December 7


Choosing the Positive

By Sue Ingebretson

December 7, 2010

Emotional Wellness, Gratitude Book, power of positive thinking

Did you know that how we deal with past issues is a great indicator of our physical well-being? Those who dwell on the negative side of things are generally in poorer health. Consider this: the mind is so powerful, that it cannot differentiate between an actual event and an event that is vividly imagined. Isn’t that amazing?

That means if we frequently remember (or imagine) a negative scenario, say a horrific accident, we will not only re-live that event in our minds, we will re-live that event in our bodies. We’ll experience an increased heart rate and an adrenaline rush. The heightened sense of alert will focus our resources on our muscles, lungs, and heart while taking away focus from functions such as digestion.

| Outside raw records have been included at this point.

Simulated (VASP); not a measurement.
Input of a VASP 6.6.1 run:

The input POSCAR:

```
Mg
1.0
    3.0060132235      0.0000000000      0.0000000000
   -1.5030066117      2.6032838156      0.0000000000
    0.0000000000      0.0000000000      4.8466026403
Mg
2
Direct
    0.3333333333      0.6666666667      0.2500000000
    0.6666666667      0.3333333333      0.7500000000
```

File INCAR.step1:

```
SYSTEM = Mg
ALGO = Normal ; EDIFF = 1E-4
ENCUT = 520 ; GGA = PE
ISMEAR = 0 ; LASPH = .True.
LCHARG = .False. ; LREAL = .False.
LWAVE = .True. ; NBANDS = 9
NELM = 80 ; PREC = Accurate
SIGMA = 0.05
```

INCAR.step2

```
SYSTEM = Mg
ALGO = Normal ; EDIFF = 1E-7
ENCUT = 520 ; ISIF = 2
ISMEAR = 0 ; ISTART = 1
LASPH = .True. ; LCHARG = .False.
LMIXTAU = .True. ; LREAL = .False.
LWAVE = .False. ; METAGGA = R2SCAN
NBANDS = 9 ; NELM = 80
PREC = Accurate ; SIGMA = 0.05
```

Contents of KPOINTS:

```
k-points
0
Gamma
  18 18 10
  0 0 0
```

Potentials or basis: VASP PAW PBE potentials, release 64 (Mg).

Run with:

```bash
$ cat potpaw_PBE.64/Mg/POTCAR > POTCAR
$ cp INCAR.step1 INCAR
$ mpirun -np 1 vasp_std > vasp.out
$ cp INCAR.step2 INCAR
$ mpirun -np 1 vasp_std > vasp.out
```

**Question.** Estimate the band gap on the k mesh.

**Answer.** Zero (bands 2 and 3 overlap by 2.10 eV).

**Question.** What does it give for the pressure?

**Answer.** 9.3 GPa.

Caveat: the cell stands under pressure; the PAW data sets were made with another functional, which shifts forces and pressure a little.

The bottom line is that living in the past prevents us from experiencing the present.

Of course, re-living experiences isn’t all bad. What about re-living a positive experience such as a fond memory of a family event? If you vividly imagine that event, you’ll flood your body with “happy” hormones such as serotonin (produced during the day) and melatonin (produced at night) while increasing your general sense of well-being. Not a bad idea!

Choosing to live and re-live in the positive rather than the negative is a powerful way to help rebuild and restore your health. I discuss this topic quite a bit in Chapters 7 and 8 of my book, FibroWHYalgia ( I love to share ideas on how our thinking affects how we feel because that discovery played a vital role in my own healing process.

So, we’ve discussed in this post how the mind powerfully governs our health, but what about other factors of influence? Everything we see, read, hear, and even smell has a profound impact on us. Choosing TV programming that’s positive (or better yet, no TV at all) can improve our mood. Healing smells such as fresh fruits, vegetables, flowers, and some essential oils can facilitate health improvements. Listening to positive radio stations and/or CDs can put us in a healthy frame of mind and then there’s the power of reading a good book….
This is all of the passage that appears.